Enable log-level=debug to see more verbose logs.
helm upgrade tarian-cluster-agent tarian/tarian-cluster-agent --devel -n tarian-system --set clusterAgent.log.level=debug
After the rollout is completed, you should see more logs in tarian-controller-manager:
kubectl logs deploy/tarian-controller-manager -n tarian-system -f
Now when a webhook request comes, a log handling a webhook request
should show up there. If there is no such log, that means the webhook is not coming to the pod.
See the next sections for what could cause a webhook not coming to the service.
The default failurePolicy in tarian-cluster-agent MutatingWebhookConfiguration is Ignore
, which means it ignores the failure and the pod will still be created without mutation (sidecar silently fails to be injected). While this is good to prevent issues in production, it also hides the error message that is useful for debugging.
To debug, you can temporarily edit the tarian-cluster-agent MutatingWebhookConfiguration and set the failurePolicy to Fail
and limit the scope to a specific
namespace so that other namespaces can still work.
kubectl edit MutatingWebhookConfiguration tarian-cluster-agent
change to this:
webhooks:
- failurePolicy: Fail
namespaceSelector:
matchExpressions:
- key: kubernetes.io/metadata.name
operator: In
values: ["default"]
rules:
- apiGroups:
- ""
apiVersions:
- v1
operations:
- CREATE
resources:
- pods
scope: "Namespaced"
Now when a pod is created while the webhook failed, an error will be returned as follows:
Error from server (InternalError): error when creating "dev/config/monitored-pod/register.yaml": Internal error occurred: failed calling webhook "tarian-cluster-agent.k8s.tarian.dev": Post "https://tarian-controller-manager.tarian-system.svc:443/inject-pod-agent?timeout=10s": dial tcp 10.128.245.250:443: connect: connection refused
When that happens, look for why the connection is refused. Is the pod ready? Is there any network policy? Is there any firewall?
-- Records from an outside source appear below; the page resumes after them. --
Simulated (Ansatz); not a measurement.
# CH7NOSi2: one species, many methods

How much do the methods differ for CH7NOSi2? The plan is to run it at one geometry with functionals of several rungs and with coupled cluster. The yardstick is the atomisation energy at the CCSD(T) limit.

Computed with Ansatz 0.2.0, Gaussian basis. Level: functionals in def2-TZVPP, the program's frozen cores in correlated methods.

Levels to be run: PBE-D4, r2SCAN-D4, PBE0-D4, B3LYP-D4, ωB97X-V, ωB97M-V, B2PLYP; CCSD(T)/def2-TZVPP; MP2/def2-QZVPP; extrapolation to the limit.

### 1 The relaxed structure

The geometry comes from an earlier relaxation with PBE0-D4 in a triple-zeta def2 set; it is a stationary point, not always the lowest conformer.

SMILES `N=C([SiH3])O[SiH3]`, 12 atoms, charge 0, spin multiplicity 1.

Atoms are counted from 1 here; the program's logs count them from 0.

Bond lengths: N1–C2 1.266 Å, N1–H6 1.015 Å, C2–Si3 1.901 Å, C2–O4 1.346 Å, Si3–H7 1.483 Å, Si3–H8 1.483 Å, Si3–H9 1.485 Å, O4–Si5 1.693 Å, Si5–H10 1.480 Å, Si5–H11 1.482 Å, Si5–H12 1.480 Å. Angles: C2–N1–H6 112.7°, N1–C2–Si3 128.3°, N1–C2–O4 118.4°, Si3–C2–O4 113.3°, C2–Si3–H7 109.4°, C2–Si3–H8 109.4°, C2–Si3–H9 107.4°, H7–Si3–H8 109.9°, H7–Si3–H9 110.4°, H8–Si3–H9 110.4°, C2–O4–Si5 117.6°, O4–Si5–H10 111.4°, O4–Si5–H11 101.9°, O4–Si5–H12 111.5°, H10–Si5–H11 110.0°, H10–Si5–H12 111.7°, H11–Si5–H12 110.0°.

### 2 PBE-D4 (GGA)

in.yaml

Error from server (InternalError): error when creating "dev/config/monitored-pod/register.yaml": Internal error occurred: failed calling webhook "tarian-cluster-agent.k8s.tarian.dev": Post "https://tarian-controller-manager.tarian-system.svc:443/inject-pod-agent?timeout=10s": x509: certificate signed by unknown authority
Tarian webhook server (deployment name: tarian-controller-manager
) by default manages the certificate needed by the webhook admission controller. It's configured in the tarian-cluster-agent MutatingWebhookConfiguration
, in caBundle
. In some rare conditions, the caBundle
field might not be updated yet so that the CA doesn't match with the one used by the webhook server.
If that's the case, you can try to delete the pod in tarian-controller-manager deployment. A new pod will then be created again and it will try to update the caBundle.